While Squink’s links are a start, they don’t explain what really is fire weather.
From Google:
Definitions of fire weather on the Web:
- The state of the weather with respect to its effect upon the kindling and spreading of forest fires. Glossary of Meteorological Terms (F) - NovaLynx Corporation
- weather conditions that influence fire ignition, behavior or suppression. http://www.pnl.gov/atmos_sciences/Cdw/Glossary.html
- Weather variables, especially wind, temperature, relative humidity, and precipitation, that influence fire starts, fire behavior, or fire suppression. http://amsglossary.allenpress.com/glossary/browse
- Collectively, those weather parameters that influence fire occurrence and subsequent fire behaviour (eg, dry-bulb temperature, relative humidity, wind speed and direction, precipitation, atmospheric stability, winds aloft). http://www.bmg.go.id:8080/fdrs/glossary_e.html
In other words, …
On a wildland fire there is often a weather forecaster (many times a NOAA weather forecaster), who works with the fire behavior specialist (FBS) to develop the weather forecast and the fire weather forecast.

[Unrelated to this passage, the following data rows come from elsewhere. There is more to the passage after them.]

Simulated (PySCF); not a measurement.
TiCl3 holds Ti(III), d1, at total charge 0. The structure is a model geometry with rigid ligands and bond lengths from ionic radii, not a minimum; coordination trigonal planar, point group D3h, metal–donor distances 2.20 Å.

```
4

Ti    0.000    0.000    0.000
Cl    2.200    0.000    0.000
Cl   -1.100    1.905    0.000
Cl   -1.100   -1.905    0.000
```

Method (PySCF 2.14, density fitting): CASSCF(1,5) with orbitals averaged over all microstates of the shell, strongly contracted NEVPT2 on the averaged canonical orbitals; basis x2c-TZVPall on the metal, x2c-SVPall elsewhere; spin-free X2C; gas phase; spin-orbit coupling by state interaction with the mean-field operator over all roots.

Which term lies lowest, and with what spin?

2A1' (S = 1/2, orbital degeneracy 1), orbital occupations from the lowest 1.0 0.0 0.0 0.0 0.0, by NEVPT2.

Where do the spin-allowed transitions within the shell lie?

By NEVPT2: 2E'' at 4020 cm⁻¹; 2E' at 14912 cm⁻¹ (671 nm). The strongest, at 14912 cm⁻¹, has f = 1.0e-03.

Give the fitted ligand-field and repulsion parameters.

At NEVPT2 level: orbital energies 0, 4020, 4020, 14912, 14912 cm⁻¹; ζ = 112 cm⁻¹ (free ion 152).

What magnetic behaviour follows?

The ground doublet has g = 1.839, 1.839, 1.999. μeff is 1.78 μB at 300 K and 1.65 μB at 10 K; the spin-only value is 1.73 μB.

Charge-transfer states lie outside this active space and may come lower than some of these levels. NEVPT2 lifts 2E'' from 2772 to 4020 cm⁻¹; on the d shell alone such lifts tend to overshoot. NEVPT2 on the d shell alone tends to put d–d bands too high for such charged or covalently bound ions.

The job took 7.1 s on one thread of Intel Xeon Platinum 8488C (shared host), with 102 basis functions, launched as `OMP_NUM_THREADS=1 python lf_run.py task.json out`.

At the daily morning briefing, the weather forecaster details the national, regional and local outlooks, and how all will impact upon the fire during that shift. In turn the FBS details the fire weather for that shift using the weather forecaster’s predictions and couples them with fuels indexes, moisture/drought conditions, live fuels moistures, dead fuels moistures, yadda, yadda. They come up with a very accurate fire behavior prediction for that fire for the shift. If it’s a big fire and there is a night shift, the afternoon briefing covers the same thing (but updated) for the night crews. Also, fire crew members now carry fire danger pocket cards for the local area during a shift. Morning briefings, regular radio contact (updates) all help, but the fire fighter on the ground in a particular location with a pocket card, training and experience is also part of the fire weather program.
Keep in mind that a wildland fire is affected by weather as well as effects the weather. During the height of fire season, that butterfly flapping its wings 500 miles away really does affect fire behavior. Just look at all the fire weather stations across the country. I’ve observed an FBS use RAWS data from 500 miles away to predict fire behavior for that day on our fire. A good FBS is uncanny in predictions and results. The FBS on our national incident team is one of the best in the country. Many of his fire behavior predictions are as accurate in location and time within 15 minutes on a prediction made up to ten hours old.
Huh?
Imagine your favorite TV weather forecaster standing in front of your home at 6:00 am on a summer’s day. The forecaster predicts the weather for the next 12 hours for your home and the surrounding ten blocks. The forecaster also takes into account your asphalt shingle roof, your lush green lawn, those two big ass trees out back, the street asphalt and concrete sidewalk, along with your neighbor’s roofs, lawns, trees, streets and sidewalks, the big hill down the block, building heights, yadda, yadda, and predicts your home will remain in full sun all day long but your friend who lives a block away will experience a light shower at about 3:00 pm that afternoon. The prediction later proves accurate.
FWIW, this fire season is off to an extremely early and robust start. The wildland fire stats for this year are way above average. Of course, you might think the Texas/Oklahoma grass fires are just an anomally, but the devil is in the details. The national outlook map for March (PDF warning) might not scare you, but the February-June outlook should make you crap in your pants. If those two don’t rile you, the US Drought Monitor should induce chest pains. Yes, Mother Nature has been known to throw curve balls and this year’s fire season could be normal, with just a few barn burners. However, all the indicators are predicting a bad fire year.
We’ll only know when it happens. We have to be ready, whether it happens or not.